A coalition of more than 30 pressure groups, headed by a Labour MP, will tell the Prime Minister and his Secretary of State for International Development, Clare Short, to make bushmeat a key issue at the World Summit on Sustainable Development to be held in Johannesburg in September.

In the past decade the hunting of wild animals for food – bushmeat – in central and west Africa has suddenly gone from being a custom to a multi-million pound business, which is having a catastrophic effect on primates in particular. Some species of monkeys, chimpanzees and gorillas are now threatened with extinction.

In countries such as Gabon, Cameroon, the Central African Republic and the two Congos, organised teams of hunters are stripping whole areas of rainforest of their large animals to supply a rapidly growing market for primate flesh and other wild meat in African cities, and abroad.

Current estimates of the volume of bushmeat trapped and shot in the countries of the Congo basin – quoted by Glyn Davies, director of conservation programmes at the Zoological Society of London – are between 1 million and 5 million tons annually. The disparity reflects the fact that much locally-consumed bushmeat is not recorded. Even the lower figure represents millions of animals, from elephants to bats.

There seem to be two main reasons for the sudden increase. One is simply that it has been facilitated by the extensive logging operations, some of them illegal, now going on in Africa's equatorial forests. Logging companies are driving roads into the jungle and opening it up as never before, allowing gangs of hunters to take out wildlife in an unprecedented manner.

The other reason is the continuing urbanisation of Africa and the increasing drift to big cities of rural people, who take with them a taste for wild meat, so creating an enormous market for traders.

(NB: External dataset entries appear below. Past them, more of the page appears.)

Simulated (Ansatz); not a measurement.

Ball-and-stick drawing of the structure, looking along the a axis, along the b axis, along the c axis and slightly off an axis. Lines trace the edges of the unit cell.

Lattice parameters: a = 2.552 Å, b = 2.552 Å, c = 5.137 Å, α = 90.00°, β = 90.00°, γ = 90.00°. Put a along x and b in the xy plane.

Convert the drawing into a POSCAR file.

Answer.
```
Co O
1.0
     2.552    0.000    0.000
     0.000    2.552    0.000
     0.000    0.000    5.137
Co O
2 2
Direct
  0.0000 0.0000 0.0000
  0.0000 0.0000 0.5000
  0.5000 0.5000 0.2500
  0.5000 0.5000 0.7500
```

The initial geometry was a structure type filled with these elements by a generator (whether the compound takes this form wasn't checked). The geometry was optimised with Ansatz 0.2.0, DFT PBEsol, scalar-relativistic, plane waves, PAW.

The African great apes are the group of species most at risk from the bushmeat trade; their populations are already a fraction of what they once were. Chimpanzees are down to about 110,000 in total; bonobos (pygmy chimpanzees, the animal most closely related to man) down to between 10,000 and 25,000; western lowland gorillas down to about 110,000; eastern lowland gorillas to 10,000; and mountain gorillas down to a mere 600.

Some of the world's most senior conservationists feel this is an assault on land animals to compare with the slaughter of the great whales, and that the sheer scale of the killing, increasing all the time, makes it a very real crisis for wildlife, particularly for the great apes, our closest relatives.

Dr Jane Goodall, the world's leading expert on chimpanzees, said last year: "If the international community does not respond vigorously and comprehensively to the bushmeat crisis, most endangered medium and large-sized mammals, and many endangered birds and reptiles, will be extinct in these areas in the next 10 to 20 years."

But on the world stage, the bushmeat crisis is not seen as a crisis at all. Some observers believe this is because the many governments and campaigners passionate about the economic and social development of Africa see the fate of wild animals, even endangered species, as of little or no importance compared with the fate of millions of people, many of whom are existing in the direst poverty. If desperately poor people need to eat gorillas to survive, then so be it.

On Wednesday, however a new bushmeat campaign will attempt to bridge the gap between conservationists and developmentalists by pointing out that bushmeat can be a sustainable resource for poor people, and if it is all wiped out by uncontrolled hunting, it is Africa's poor who will suffer more than anyone else.

The campaign is led by Barry Gardiner, Labour MP for Brent North, and brings together 30 leading conservation bodies including the World Wide Fund for Nature, the Zoological Society of London, Fauna and Flora International, and the Ape Alliance, itself a coalition of groups trying to save the great apes from extinction. Their main targets will be Mr Blair, who has made Africa and its poverty a prime focus of Britain's foreign policy, and Ms Short, whose own concern for Africa is long established; neither of them, however, has hitherto seen bushmeat as a major issue.

The campaign's message to both will be that Britain should take the international lead in tackling the bushmeat problem by making it a key factor in overseas aid policy, and put it firmly on the world's political agenda at the Johannesburg summit. The meeting in South Africa in September is the 10th anniversary conference of the 1992 Earth Summit in Rio de Janeiro, and its theme is sustainable development – how poor countries can grow without destroying their own natural resources. If ever there was a sustainable development problem, the campaigners are saying, bushmeat is it.

Mr Gardiner said yesterday: "There are two issues: the survival of animal species, and sustainable development for some of the poorest communities in the world. What is happening is an absolute catastrophe for African wildlife, but it is also something that is clearly unsustainable for the local people.

"We want Britain to take the lead in tackling it worldwide."

The essence of the new approach is that if local people are given a recognised interest in consuming their own wildlife in a sustainable way, they will help protect it from over- consumption – and extinction.

Dr Davies, one of its principal advocates and an adviser to the new campaign, says: "We cannot tackle the issue of bushmeat successfully without addressing the needs of the local people. Protected areas for wildlife, for example, are important, but in countries with poor local governance they will not work without community support."